MOREHEAD CITY —

Monroe Gaskill was the “go-to” guy in the Cedar Island community during much of his lifetime, which spanned 75 years between 1910 and 1985.

In his memory, the N.C. Department of Transportation named a new bridge after him in 1995. The Monroe Gaskill Memorial Bridge on N.C. Highway 12 in Down East Carteret County is a high-rise span crossing the Thorofare Channel Bay. Essentially, it paved the way to the “end of the road” in Cedar Island.

Lots of people have sung the praises of Monroe Gaskill, because he was a special man in the development of the Down East region.

“Uncle Monroe was like a one-man chamber of commerce for eastern North Carolina,” said nephew Jerry Gaskill. In other words, he did the things most people thought just happened.

The Gaskill family had its roots on Hog Island, which lies east of Cedar Island, across Cedar Island Bay.

In 2011, historian Connie Mason interviewed Daniel Eugene “Danny” Styron Jr. for an oral history project sponsored by the Core Sound Waterfowl Museum & Heritage Center and Cape Lookout National Seashore. Danny Styron also was a nephew of Monroe Gaskill.

“Uncle Monroe got hooked up with a bunch of people in the R. J. Reynolds Tobacco Co., back in the 1950s. R.J. Reynolds had a place on Hog Island. A lot of prominent citizens from upstate came down to hunt and fish at Hog Island.”

Monroe Gaskill was the caretaker of the Hog Island Hunting Club, as it was properly named. He served as the premier hunting and fishing guide, rubbing elbows with business tycoons, sports stars and politicos.

Danny Styron was awestruck by one of the club’s guests from 1964, Dick Groat, the shortstop of the St. Louis Cardinals. The red birds were the World Series champs in 1964, beating the New York Yankees. (Groat had previously won a 1960 World Series championship ring with the Pittsburgh Pirates.)

Groat had been a collegiate star at Duke University, earning All-America honors in basketball and baseball in 1951 and 1952. In his final regular season basketball game, Groat dropped in 48 points to lead the Blue Devils to crush rival North Carolina, 94-64.

Groat still holds the record for the most points ever scored in a game against the Tar Heels. His basketball jersey (#10) was retired in 1952 — the first Blue Devil jersey to be hoisted to the rafters of Duke’s Cameron Stadium.

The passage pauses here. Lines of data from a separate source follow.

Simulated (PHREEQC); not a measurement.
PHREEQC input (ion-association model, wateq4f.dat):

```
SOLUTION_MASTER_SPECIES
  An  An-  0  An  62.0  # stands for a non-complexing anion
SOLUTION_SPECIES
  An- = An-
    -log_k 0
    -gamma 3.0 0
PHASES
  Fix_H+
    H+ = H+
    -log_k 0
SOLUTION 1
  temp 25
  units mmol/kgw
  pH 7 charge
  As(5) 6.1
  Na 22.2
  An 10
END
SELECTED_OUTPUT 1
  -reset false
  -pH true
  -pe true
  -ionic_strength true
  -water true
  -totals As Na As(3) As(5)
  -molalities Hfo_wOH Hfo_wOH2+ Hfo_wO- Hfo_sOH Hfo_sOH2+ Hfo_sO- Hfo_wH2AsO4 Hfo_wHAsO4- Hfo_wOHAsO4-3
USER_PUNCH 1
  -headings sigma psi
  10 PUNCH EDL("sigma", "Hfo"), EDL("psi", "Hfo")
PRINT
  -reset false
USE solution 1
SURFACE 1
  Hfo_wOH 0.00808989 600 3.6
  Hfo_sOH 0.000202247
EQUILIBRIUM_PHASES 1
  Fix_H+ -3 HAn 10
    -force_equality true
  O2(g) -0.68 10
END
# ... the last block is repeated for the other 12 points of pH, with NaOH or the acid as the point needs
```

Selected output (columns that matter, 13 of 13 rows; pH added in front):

Danny Styron recalled another prominent visitor who came to Hog Island in the early 1960s — Iley Lamond Dean of Durham, a member of the N.C. Board of Transportation. (N.C. 147 through Durham is named after him, the I.L. “Buck” Dean Freeway.)

Buck Dean’s visit occurred about the time the state decided to relocate the ferry dock from Atlantic to Cedar Island. All it took was for Monroe Gaskill to arrange a card game one evening at Hog Island with Dean and a few Cedar Island “dignitaries.” The ferry deal was struck while the playing cards were being dealt.

“Uncle Monroe had a lot of influence in Raleigh,” said Danny Styron. “I remember one time they weren’t going to open shrimping, and Uncle Monroe went to Raleigh. When he come back that evening, he told everybody to get right to go shrimping at midnight that night.

“That’s how things were done back then. There were people Down East who could touch people — governors and people like that” who got things taken care of. Among the North Carolina governors who were good friends of Monroe Gaskill were Terry Sanford, Dan Moore and Bob Scott, who served consecutively from 1961-73.

It was recently revealed on social media by Randy Hoss Goodwin and Laken Kristine Brown that Monroe Gaskill had named his old skiff Fishunt, because that’s what he did in her … fish and hunt.

They said: “He nailed her name on the stern, but one day it came off in rough weather. He took it ashore and before going inside Hog Island Club, he stuck it up above the screen door outside. One of the other guides … mentioned how good it looked there.”

“Monroe decided to leave it there. That’s how Hog Island Club also became known as the ‘Fishhunt’ Club or simply ‘Fishhunt.’ All we’ve ever called it; it’s there today.”